Poetry Bee Blog #7: John Donne

In this blog you will be learning some hard words to pronounce, but I think they are words that you can all understand. They include metaphysical and paradox. Metaphysical means abstract. Abstract things are not things that we can touch, taste, hear, smell or see. You will learn about the word paradox later in this blog.

In the last few Poetry Bee Blogs we have been talking about clergymen poets. The first poet that we discussed at length in this series was Isaac Watts. We learned some fascinating things about him, particularly the enormous influence that he has had on English psalmody and poetry in general. We was also learned that he was the author of one of the most commonly recognized Christmas hymns of all time, “Joy to the World.” Today we are going to talk about another clergyman poet in more detail, namely the 17th-century Anglican priest John Donne.

John Donne was a metaphysical poet. The term metaphysical when it is was first used to describe poets and their poetry was not a compliment because in poetry you want images to seem real, not abstract. Concrete images can create sensory impressions that carry with them a kind of emotion. When a poet compares love to concrete images like a rose, we immediately understand the comparison and appreciate it. Why compare love to a rose? Because a rose has a pleasant scent and looks beautiful. We can see the rose and smell it in our imagination, and it fills us with a sort of happy feeling. What if I compare, however, love to an eyeball. "An eyeball?" you say. Yes, that is the sort of thing that metaphysical poets did. Many readers, like the famous critic and dictionary writer Samuel Johnson, did not like this kind of comparison. They thought that such comparisons were weird, too "brainy" and did not convey any emotion.

Metaphysical poems also have a lot of wordplay, paradoxes, and strange conceits (or extended metaphors). As you learned already, one of the greatest metaphysical poets of the period was John Donne, an Anglican priest who in the early part of life wrote love poetry. (Some of the most respected metaphysical poets also include George Herbert, Andrew Marvell, and Henry Vaughan, who are not as commonly known.) Donne's later poetry is deeply religious, such as his famous sonnet series La Carona, in which he explores the profound paradoxes of the incarnation, life, death, resurrection and ascension of Jesus Christ. Let us look at one of the poems in this series and talk about one of the traits of metaphysical poetry—paradox.
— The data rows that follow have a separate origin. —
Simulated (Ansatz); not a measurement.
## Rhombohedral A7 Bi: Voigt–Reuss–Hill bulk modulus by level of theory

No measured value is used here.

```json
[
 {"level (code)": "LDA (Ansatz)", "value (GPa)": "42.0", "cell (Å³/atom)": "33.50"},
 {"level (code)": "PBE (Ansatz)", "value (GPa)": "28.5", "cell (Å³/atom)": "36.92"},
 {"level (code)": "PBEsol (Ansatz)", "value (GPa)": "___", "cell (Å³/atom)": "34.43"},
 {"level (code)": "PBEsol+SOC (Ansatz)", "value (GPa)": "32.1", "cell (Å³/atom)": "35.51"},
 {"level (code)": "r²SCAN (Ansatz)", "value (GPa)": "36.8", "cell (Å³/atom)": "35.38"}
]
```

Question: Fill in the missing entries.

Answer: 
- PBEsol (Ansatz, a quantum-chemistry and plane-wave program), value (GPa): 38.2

Some of you younger students may have never heard this word paradox before. Have you? A paradox is a statement that seems to contradict itself, and in doing so, sounds like nonsense. For example, if I said to you that the best students often are the worst students, that would sound odd, wouldn’t it? But though paradoxes seem like nonsense, they really are not. The paradox that I just mentioned can be explained. Some very good students become too proud of their achievements, and their character turns sour. They look down on other students who don’t do as well and so become very bad. Although this doesn’t happen to all students, it does happen. Do you understand the paradox now? Let us now look at the first lines of a famous sonnet in the sonnet series titled La Carona by John Donne.

Salvation to all that will is nigh;

That All, which always is all everywhere,

Which cannot sin, and yet all sins must bear,

Which cannot die, yet cannot choose but die,

Lo ! faithful Virgin, yields Himself to lie

In prison, in thy womb….

You can see that in the first lines the poem talks about Jesus as That All, who is everywhere at all times. That means that he is infinite God that cannot be contained in one place at one time. And yet, Jesus was in the womb of Mary. How can that be? The answer is that it is a paradox.

The poet draws our attention to two other paradoxes: 1) Jesus did not sin and yet has to pay for sin with his death. 2) Jesus could not die, but could not “choose but die.” (Jesus died on the cross for the sins of mankind, and yet he is God and so cannot die.) These paradoxes have an effect on the reader, which would take me too long to explain in detail in one poetry blog. I will, then, keep it short and just say that paradoxes encourage us to think about these very deep spiritual things, and that’s exactly what John Donne wanted his readers to do, and what I want you to do.